Wednesday, 02 May 2012 13:38
Things have been afoot in the Jita solar system recently...
WHAT IS JITA?
For quite some time, the Jita solar system has been the most populated solar system in EVE Online on a sustained basis, having organically risen as the main player trade hub in game due to its location and the basic human need to gather together and trade stuff.
It's had a varied reputation as [wretched hive of scum, villainy and scammers], [representative product of EVE's emergent sandbox game design], [indefatigable cog of economic prosperity], and [rallying point for impassioned protestors].
And, starting last Friday, it was on fire.
Actually, Jita itself wasn't on fire, but thousands of players who normally find it a "safe" haven of trade and economic gameplay found their ships on fire - everything from a lonely hauler on up to the simply massive, highly-armored freighters moving thousands of USD equivalents of ships and goods.
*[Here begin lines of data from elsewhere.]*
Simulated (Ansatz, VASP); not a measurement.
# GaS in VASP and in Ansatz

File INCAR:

As you can see from the below "kill" heatmap of the EVE universe (where each dot is one of the 5,431 solar systems in EVE's known universe), it was a pretty big deal.
And it all happened because a few players wanted to make it happen and then, after convincing thousands of others to join them from around the world, they made it happen.
For several months now, a coalition of thousands of players have been planning the "Burn Jita" event, aimed at disrupting the biggest trade hub in game in order to wreak some terrific, universe-wide changes by shaking the very pillars of EVE's economy at its metaphorical heart. Surely there was some sort of larger, meta-economic objective that likely would cause them great profit. This planning happened both in game and outside of game, via voice over IP chat, secret forums, Twitter and more. A sci-fi plot of the new information age if there ever was one.
Using game mechanics and some very impressive logistics, the coalition, lead by a group known as Goonswarm, amassed a tremendous amount of manpower and ships in a concentrated effort that would probably make many real life military strategists jaw-drop. Bravado-saturated propaganda was also a pretty big part of their plot.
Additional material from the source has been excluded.